Back in Waterford Township at the Rockin’ Round Up, it’s Kathleen Bressler’s turn to go on. She’s wearing a ‘50s-style dress, fitted at the waist, a corsage over her left breast and a brunette wig in a style that matches the era of the dress. Then the music starts, and as Bressler sings “Walkin’ After Midnight,” it all comes together as Patsy Cline.

Bressler was a little girl when Cline died in a plane crash, but some music is timeless, and so, messing around with a karaoke machine a few years ago, she started singing “Crazy” because everyone loves that one. Someone came into the room and said she thought there’d been a Patsy record playing. That’s when Bressler knew who she sounded like.

She inhabits the role fully, replacing her Michigan accent with one rooted in the Deep South.

“I been tourin’ with a young man I think you’re gonna be hearing more from,” she tells the crowd. “Fella name a Roy Orbison.” For Detroit-area audiences, she talks about how great it is to be in the Motor City, how she’s gonna head down to one of them big ol’ dealerships and pick herself up a brand-new 1962 Cadillac. The audience, some of whom probably owned one from the same year, chuckles.

“I call it acting,” Bressler said. “I just happen to sing most of my lines.”

Having sampled tribute work, Bressler is expanding her repertoire. She can do about 40 minutes of Linda Ronstadt, and she does a quick-change act where she cycles through a gallery of ‘60s and '70s artists, from Mama Cass to Carly Simon to Grace Slick. And like Harley, she sees the applause as “almost a spiritual thing, for me. You’re helping keep the memory of a great artist alive.”

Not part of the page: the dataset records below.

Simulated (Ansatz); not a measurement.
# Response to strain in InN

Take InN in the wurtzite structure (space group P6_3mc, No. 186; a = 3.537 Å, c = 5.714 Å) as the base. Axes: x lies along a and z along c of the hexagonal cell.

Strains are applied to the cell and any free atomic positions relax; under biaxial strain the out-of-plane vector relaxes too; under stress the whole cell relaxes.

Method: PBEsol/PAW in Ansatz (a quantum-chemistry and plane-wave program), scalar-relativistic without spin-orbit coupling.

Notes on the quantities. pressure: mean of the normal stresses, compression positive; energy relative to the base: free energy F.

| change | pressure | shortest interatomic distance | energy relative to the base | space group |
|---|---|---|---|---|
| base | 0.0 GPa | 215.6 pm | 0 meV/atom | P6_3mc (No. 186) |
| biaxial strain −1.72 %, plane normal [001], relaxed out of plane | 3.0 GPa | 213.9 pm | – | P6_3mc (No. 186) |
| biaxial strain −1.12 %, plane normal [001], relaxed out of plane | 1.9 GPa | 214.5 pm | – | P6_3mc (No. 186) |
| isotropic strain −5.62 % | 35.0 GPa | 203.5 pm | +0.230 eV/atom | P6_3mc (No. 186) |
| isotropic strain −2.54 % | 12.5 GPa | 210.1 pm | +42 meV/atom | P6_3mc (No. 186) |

A place to be somebody else

Stoney sees nothing but bright futures. Like the market for classic cars, interest in tribute artists is a moving window, always picking up new acts that are either so popular or so out of reach, one way or another, that they’ll attract a crowd to see an imitation. The Rockin’ Round Up has tribute acts booked through New Year’s Eve, ranging from Tom Jones and Karen Carpenter to Rod Stewart and “Elton Ron” to Bruce Springsteen and the Eagles.

Stoney calls himself mayor of Tributesville, which he envisions as a version of one of those Vegas or Branson one-artist-only theaters. Only at Tributesville, only tribute artists perform. So far the club has operated as a pop-up here and there, although Stoney says he’d love to settle down in one bar or club.

The Boss Revue is part of it, along with more than a dozen others, imitating everyone from Ozzy Osbourne to Amy Winehouse. Their next show is set for November, and will feature Lookin’ Back doing “its last Bob Seger career retrospective,” which they call "From Then To Now,” and covers Seger from “Ramblin’ Gamblin’ Man” to “I Knew You When,” released in 2017. The evening features a buffet dinner and a concert, and tickets start at $25.

It’s not just a living, Stoney said:

“I’m staying true. To my artist and to myself.”